WASHINGTON – Baltimore City Circuit Judge William Quarles took another step on the long road to a federal judgeship Wednesday, breezing through a Senate Judiciary Committee hearing on his nomination to the U.S. District Court for Maryland.
Quarles — who was first nominated to the district court in 1992 — should be approved quickly by the committee and sent on to the full Senate, said Sen. Patrick Leahy, D-Vt., ranking minority member of the committee.
Maryland Sens. Paul Sarbanes and Barbara Mikulski, both Democrats, strongly supported Quarles at the hearing.
“He’s a wonderful and distinguished person,” Mikulski said, who recommended Quarles “without reservation and with great enthusiasm.”
“And we’re saying this about a member of the other party,” she added.
Quarles will “sustain and add to” the good reputation of the state’s federal judges, said Sarbanes.
Quarles has served on the Baltimore City Circuit Court since 1996, and has been a member of the court’s Technology Oversight Board since 1999.

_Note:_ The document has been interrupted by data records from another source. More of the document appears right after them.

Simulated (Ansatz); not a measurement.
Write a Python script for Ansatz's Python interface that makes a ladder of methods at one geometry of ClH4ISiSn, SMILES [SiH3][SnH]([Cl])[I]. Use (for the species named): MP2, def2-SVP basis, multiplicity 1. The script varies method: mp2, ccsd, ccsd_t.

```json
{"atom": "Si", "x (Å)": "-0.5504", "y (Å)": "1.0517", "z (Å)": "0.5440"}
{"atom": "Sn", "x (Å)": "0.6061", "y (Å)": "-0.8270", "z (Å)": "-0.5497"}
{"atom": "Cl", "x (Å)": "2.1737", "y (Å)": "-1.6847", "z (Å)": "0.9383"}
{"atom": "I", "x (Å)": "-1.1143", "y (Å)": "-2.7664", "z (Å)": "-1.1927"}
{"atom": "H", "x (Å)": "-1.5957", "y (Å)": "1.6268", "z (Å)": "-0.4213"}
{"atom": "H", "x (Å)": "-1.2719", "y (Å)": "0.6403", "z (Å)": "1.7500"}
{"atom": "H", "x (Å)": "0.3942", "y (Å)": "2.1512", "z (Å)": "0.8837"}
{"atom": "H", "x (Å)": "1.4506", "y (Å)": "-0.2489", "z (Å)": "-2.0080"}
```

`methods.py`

He told the committee that while he “can’t wait to get to work every morning” at the city circuit court, it would be “nice to have the resources of the federal system,” including more time to spend on each case. The Baltimore Circuit is “a very busy court,” Quarles said.
“There is no routine case to the litigants or the victims,” said Quarles, explaining his judicial philosophy to the committee. It’s important that all parties in a suit leave a courtroom feeling that their matter “has received serious attention and they have had the opportunity to be heard.”
Maryland legal professionals praised the nomination.
“This is long overdue,” said Geoff Garinther, a partner at Venable, Baetjer and Howard, where Quarles used to practice. “He’s just an extraordinarily bright guy,” Garinther said, adding that Quarles is “terrifically fair.”
Baltimore City State’s Attorney Patricia Jessamy said in a statement that Quarles is “an outstanding jurist whose intelligence, legal acumen, insight and experience have been appreciated by all.”
Quarles was first nominated to the District Court bench in 1992 by President George H.W. Bush, but that nomination stalled. The current president announced his intention to nominate Quarles to the post in September 2002, but did not make that nomination official until January.
Quarles received his undergraduate degree from the University of Maryland in 1976 and his law degree from Catholic University School of Law in 1979. He served in the U.S. Attorney’s office in Maryland before spending almost a decade in private practice at Venable, Baetjer and Howard.
Quarles was nominated to the seat left when Judge William Nickerson retired to senior status in June.
There is one other vacancy on the court. President Bush nominated Baltimore lawyer Richard Bennett to that post last week.